Its a multi-standard full digital 4:2:2 processing TBC, a standards converter and colour corrector that adjusts chroma/colour time, plus it acts as an aspect ratio converter, enhancer, test signal generator and offers video fade capabilities. Phew! That's a load of function for a box of its size and value. When I stumbled across this device on the Internet I had to get one to review so I wrote away to the UK company behind it, GTH Electronics.
The ACE Advanced Converter Enhancer ships with an S-Video cable, one S-Video to 2xRCA cable, two stereo audio cables, a power supply (with UK plug) and a 14-page manual that adequately covers all operations. The product looks like it was designed in the 80s, but appearances aren't what the Ace is all about; it is functionality that counts.
The Ace can take S-Video or composite video and stereo audio (unbalanced) in. It outputs S-Video, composite stereo unbalanced audio and, through a SCART connector, composite video and stereo audio plus RGB or YUV video.
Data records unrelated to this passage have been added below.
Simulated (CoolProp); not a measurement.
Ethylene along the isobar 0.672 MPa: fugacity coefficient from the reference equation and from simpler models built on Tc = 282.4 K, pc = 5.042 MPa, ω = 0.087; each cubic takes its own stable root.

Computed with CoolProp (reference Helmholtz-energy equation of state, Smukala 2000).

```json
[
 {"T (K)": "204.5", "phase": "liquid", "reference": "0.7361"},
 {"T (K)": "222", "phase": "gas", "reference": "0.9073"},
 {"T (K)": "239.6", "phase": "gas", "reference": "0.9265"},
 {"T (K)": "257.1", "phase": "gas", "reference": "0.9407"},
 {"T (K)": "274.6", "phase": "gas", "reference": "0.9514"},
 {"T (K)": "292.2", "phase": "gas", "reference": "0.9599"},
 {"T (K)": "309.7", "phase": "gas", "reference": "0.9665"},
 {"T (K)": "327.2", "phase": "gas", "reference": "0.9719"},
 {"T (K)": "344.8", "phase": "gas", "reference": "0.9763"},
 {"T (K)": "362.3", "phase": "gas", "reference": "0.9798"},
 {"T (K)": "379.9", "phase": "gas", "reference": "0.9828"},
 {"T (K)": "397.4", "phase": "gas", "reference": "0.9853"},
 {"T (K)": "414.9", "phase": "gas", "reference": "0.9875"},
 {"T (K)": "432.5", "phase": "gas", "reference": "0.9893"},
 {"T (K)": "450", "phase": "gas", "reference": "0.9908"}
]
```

The first test I ran was putting a very old poor quality VHS using the TBC in the Ace and then monitoring the results on a professional Sony monitor and waveform / vector scope. The results were outstanding. Then I tested to see if the Ace removed Macrovision, which it did. (GTH Note: We have a strict policy on this. See FAQs) These tests were all done on both PAL and NTSC sources. There are the usual controls: contrast (blacks), brightness (level) Saturation (colour) and balance. The balance control adjusts the colours in the picture without affecting the whites. A great function for correcting skin tones.
In my business I do a lot of standards conversion. This is broken into two categories: domestic and corporate/broadcast. For domestic jobs I use the Panasonic W1 while for corporate/broadcast work I outsource which adds a high cost. I did many side-by-side conversions with the Panasonic W1 and Ace. In every case NTSC to PAL, PAL to NTSC, PAL to Secam, NTSC to Secam. poor quality and high quality video, the Ace produced far better results. It is still a long way from the mega bucks broadcast converter but for the money it stands up very well.
Colour correction is done with three controls, one each for red, green and blue. You have two controls for colour timing. Shift for horizontal and colour shift for vertical. In addition there is an invert button that gives you the option to make the video into a negative, colour invert and video invert.
The inbuilt test pattern generator gives you broadcast standard colour bars, blue screen and red screen - the blue and red screens are very handy for checking the purity of your video monitors. All the test patterns can be output in all video formats (PAL, NTSC, Secam).
Video fade capabilities are very basic but it's all you need. There is a control to adjust the speed of the fade to black, which doubles up as the manual control.
The area marked special effects has two controls. The Sharpness control is self-explanatory while the Digitise option is like a paint effect that increases the more you turn it up.
The aspect ratio converter gets a bit more complicated to use. To activate it, when you turn the power on you have to hold the "output type" button at the same time. That changes the digitise controls to be the aspect control.
With other button combinations you get a raft of aspect ratios. It is a true aspect change, not just a crop. It even enables you to take a 16:9 or 14:9 letterbox picture and blow it up to fill a 4:3 screen.